I started scripting a 2 weeks ago and wrote a script which checks every sub directory until a certain level for the largest files.
My question would be if I'm using the getopts correctly and/or if I could improve the script in general
I'm using a getopt function for the specify options like:
c
= part of the start directory for the searchl
= the number of output lines -> default value is 10 if option not useds
= for the search string which is used in the grep command -> default value is today's date
I am not sure if I used the getopt correctly and would like to improve the code or completely rewrite it.
#!/usr/bin/bash
LNE=--------------------------------------------------------------------------
NUMBER_RESULT_DEFAULT=10;
#------------------------
DATE=#$(date '+%y%m%d');
INTEGER_CHECK='^[0-9]+$';
CHAR_CHECK='^[a-z]+$';
#------------------------
# [---CodeBlock Input check for valid arguments and their values---]
echo "$LNE";
HelpFunction ()
{
echo -e "\n"
echo -e "--------------------------------------\n"

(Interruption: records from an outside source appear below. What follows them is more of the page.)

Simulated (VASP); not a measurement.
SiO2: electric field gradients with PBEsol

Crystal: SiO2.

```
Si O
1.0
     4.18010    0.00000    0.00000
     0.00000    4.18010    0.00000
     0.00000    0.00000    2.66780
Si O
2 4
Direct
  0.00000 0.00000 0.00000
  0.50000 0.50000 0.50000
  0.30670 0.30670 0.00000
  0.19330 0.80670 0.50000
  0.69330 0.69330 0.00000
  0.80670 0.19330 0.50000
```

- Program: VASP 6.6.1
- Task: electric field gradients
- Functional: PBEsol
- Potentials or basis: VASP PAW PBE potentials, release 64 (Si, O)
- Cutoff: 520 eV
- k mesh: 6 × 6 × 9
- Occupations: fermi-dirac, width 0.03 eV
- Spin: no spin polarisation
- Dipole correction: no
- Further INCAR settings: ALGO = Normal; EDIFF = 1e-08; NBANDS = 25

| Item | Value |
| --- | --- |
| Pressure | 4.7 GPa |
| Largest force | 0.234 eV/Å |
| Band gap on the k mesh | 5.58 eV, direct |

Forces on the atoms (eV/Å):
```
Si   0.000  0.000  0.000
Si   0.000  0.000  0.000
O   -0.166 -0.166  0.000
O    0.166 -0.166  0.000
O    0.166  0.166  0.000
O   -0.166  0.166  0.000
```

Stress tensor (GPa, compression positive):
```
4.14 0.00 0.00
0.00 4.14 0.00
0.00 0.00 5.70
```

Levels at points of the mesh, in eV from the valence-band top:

echo -e "Script for tracking filegrowth on system \n"
echo -e "--------------------------------------\n"
echo -e "-h process option for user manual \n"
echo -e "-c process option for CUSTOMER - 3- Letter token for tenant directory \n"
echo -e "-l process option for setting lengh of result - INTEGER values only \n"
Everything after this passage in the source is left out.